Author: Max Mönch, Philip Vogt. Camera: Gerd Breiter. Sound: Konstantin Kirilow. Editing: Philip Vogt. Music: Nikko Weidemann. Re-recording mixer: Mathis Nitschke. Production: Polyeides Medienkontor München Berlin.
Length: 82 min.
Zef Sokoli is the Bajraktar of the Dukagjin – “he who holds the flag,” who calls his men together with a rifle shot and leads them to war when someone threatens his mountain villages in Northern Albania. He has three sons, and someday he will choose one of them as his successor. It’s tradition. But the sons don’t agree on which of them would be the most capable tribal leader. They stand uncertainly between two worlds: the archaic world of the mountains and the modern city down in the valley. The people still come to the clan chief’s stone defense tower in the mountains, seeking his advice and asking him to mediate arguments. Arguments that often end in death here. Zef Sokoli has reconciled hundreds of blood feuds in the last century. But his kingdom is falling apart. The “mountain people” feel the call of the valley.

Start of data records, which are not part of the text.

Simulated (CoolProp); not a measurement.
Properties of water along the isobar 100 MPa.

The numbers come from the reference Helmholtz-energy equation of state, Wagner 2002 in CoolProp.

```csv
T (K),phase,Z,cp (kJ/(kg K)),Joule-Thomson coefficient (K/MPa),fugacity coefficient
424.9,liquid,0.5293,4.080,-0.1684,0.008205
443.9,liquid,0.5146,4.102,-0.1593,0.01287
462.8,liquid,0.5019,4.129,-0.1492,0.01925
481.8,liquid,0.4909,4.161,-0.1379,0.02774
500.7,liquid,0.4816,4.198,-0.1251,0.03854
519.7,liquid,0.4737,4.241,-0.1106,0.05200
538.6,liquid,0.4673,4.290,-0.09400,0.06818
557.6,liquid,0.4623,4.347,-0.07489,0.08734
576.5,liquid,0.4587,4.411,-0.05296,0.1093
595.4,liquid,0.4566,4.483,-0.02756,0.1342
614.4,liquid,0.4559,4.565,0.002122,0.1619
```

After the autumn harvest, the Bajraktar leaves his ancestral house and goes down into the city. Here, two worlds are colliding. Zef Sokoli and his sons stand between them. The clans bring their archaic laws with them, and the police watch helplessly as acts of blood revenge are committed in the middle of the city. Some hope for a reconciliation of the feuds through the Bajraktar. But he has trouble with the young men, who don’t want to listen to him anymore. Even his sons begin looking for their futures down in the city rather than in the archaic mountain world. And this calls the tradition of their family into question.
Will there be a successor for the Bajraktar?